Real-life H&S incidents

Company fined for felling eighty-foot tree onto cars

Written by Phoenix Health & Safety
12th January 2018

An arboriculture company has been fined after felling an eighty-two foot tree in the wrong direction. Southend Magistrates Court heard that The F.A. Bartlett Tree Expert Company Limited were working on a large poplar at Torrington Drive, Debden 1 August 2016. It fell across a grass verge, the public carriageway, footpath and front gardens opposite, hitting two cars and narrowly missing two members of the public.

A Health and Safety Executive (HSE) investigation found that the job was not properly planned or supervised, there were not enough workers to carry out the job safely, they had not been properly trained and lacked the correct equipment. The work area was not sufficiently segregated from members of the public, and the company did not follow standard industry guidelines.

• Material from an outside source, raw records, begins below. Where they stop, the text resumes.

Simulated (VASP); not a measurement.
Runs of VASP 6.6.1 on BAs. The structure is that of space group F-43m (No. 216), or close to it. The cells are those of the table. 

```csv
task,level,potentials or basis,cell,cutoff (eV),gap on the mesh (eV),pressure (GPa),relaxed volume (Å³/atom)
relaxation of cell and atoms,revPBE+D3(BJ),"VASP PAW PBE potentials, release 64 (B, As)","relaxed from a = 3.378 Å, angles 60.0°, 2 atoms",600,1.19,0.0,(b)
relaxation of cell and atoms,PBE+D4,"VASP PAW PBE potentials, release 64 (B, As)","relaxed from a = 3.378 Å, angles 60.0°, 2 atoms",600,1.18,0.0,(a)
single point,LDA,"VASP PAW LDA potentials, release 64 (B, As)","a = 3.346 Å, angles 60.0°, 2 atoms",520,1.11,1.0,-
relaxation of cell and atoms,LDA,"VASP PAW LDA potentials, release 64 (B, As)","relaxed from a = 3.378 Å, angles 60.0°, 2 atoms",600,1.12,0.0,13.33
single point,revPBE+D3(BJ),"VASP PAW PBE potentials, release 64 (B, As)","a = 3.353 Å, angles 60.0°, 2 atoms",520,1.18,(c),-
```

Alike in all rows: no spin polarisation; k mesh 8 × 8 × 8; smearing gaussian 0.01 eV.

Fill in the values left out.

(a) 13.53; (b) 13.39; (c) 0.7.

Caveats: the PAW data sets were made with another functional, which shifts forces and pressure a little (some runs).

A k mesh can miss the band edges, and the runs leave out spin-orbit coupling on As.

After pleading guilty to breaching Sections 3(1) of the Health and Safety at Work Act 1974, the FA Bartlett Tree Expert Company Limited of High Street, Crawley was fined £24,000 and ordered to pay costs of £5,352.60. HSE inspector Adam Hills said:

“This was a serious incident and it is fortunate that nobody was injured.... A lack of training combined with a failure to ensure that an adequate plan of work was prepared, implemented and followed left members of the public exposed to risks that could have easily been controlled.”

Phoenix comments:

Statistics show that the vast majority of fatal and major injuries in tree work are associated with chainsaw operations, being struck by a tree/branch or a fall. Between 1 April 2000 and 31 March 2013 60 people have been killed as a result of tree work and many more have been injured. The company failed to plan, resource and monitor its activities and this incident could have resulted in more serious consequences. The HSE provide the following chainsaw and tree felling guidance:

  • Initial site survey - Wherever possible assess each job in advance. This allows for correct selection of equipment, allocation of staff and prior knowledge of hazards. It also allows an experienced site surveyor to provide guidance and work methodology to the people carrying out the work.
  • Risk assessment/emergency planning - The assessment should take account of the hazards specific to the site, task and tree. It is not just an exercise on paper, if you cannot control risks to acceptable levels, work must not proceed until suitable arrangements are in place. Emergency contingency plans (first aid, emergency contact numbers, Accident and Emergency number, site location etc) must be in place in advance.
  • Work planning - All information, as well as the actual undertaking of the job, must be planned, agreed and understood by all the team.
  • Felling cuts - Effective control of the fell is maintained by an appropriate combination of the directional or sink cut, hinge and main felling or back cut. Felling cuts must be appropriate to the tree size and form, and consistently accurate.
  • Felling aids (breaker bars, wedges etc) - These must be appropriate to the tree size and form. The need for felling aids must be identified in advance; they must be appropriate and readily available to the person undertaking the fell.
  • Control lines, pull ropes, anchor ropes, winches etc - If such systems are to be used there should be clear understanding of their intended purpose and suitability for the task, e.g. is it: An assisted fell? An anchor or back up? A felling aid? A winching operation? A combination of tasks?
  • Avoid ‘free hand’ pulling or non-anchored applications. If the person pulling the rope sways or rocks the tree during felling, the main felling cut at the rear of the tree will open and close and the chainsaw operator could compromise the integrity of the hinge.
  • Do not over-tension lines. This may place considerable tension on the rear of the tree making the hinge sever prematurely, causing the tree to split and injuring the chainsaw operator.
  • Avoid making the main felling or back cut while your workmate is simultaneously applying tension to the line. As well as the above risks, the chainsaw operator cannot safely place the back cut and monitor the action of his colleague operating the line. In the majority of cases the tree feller should be able to form the back cut, leave a hinge of appropriate size, step into a safe area, and then issue an agreed signal for the person on the lines to start operation.
  • Plan escape routes in advance and keep them clear of obstructions. If control is lost over the fell, use the escape route and do not turn your back on the falling tree. Remember, accidents often happen because unforeseen or remote risks actually materialise. Consider the possibility that the tree may fall towards your intended escape routes. Have you got enough back up to ensure that the tree will fall in the intended direction? Is there enough space to take evasive action if the unforeseen occurs?
  • Ensure staff have the necessary training, experience and competency certificate for the task they are undertaking. Remember that people holding only CS 30/31 with little additional experience can quickly find themselves in situations outside their experience and skill base. This is particularly true when faced with larger and awkward fells and the unique hazards associated with arboricultural operations in gardens and the built environment.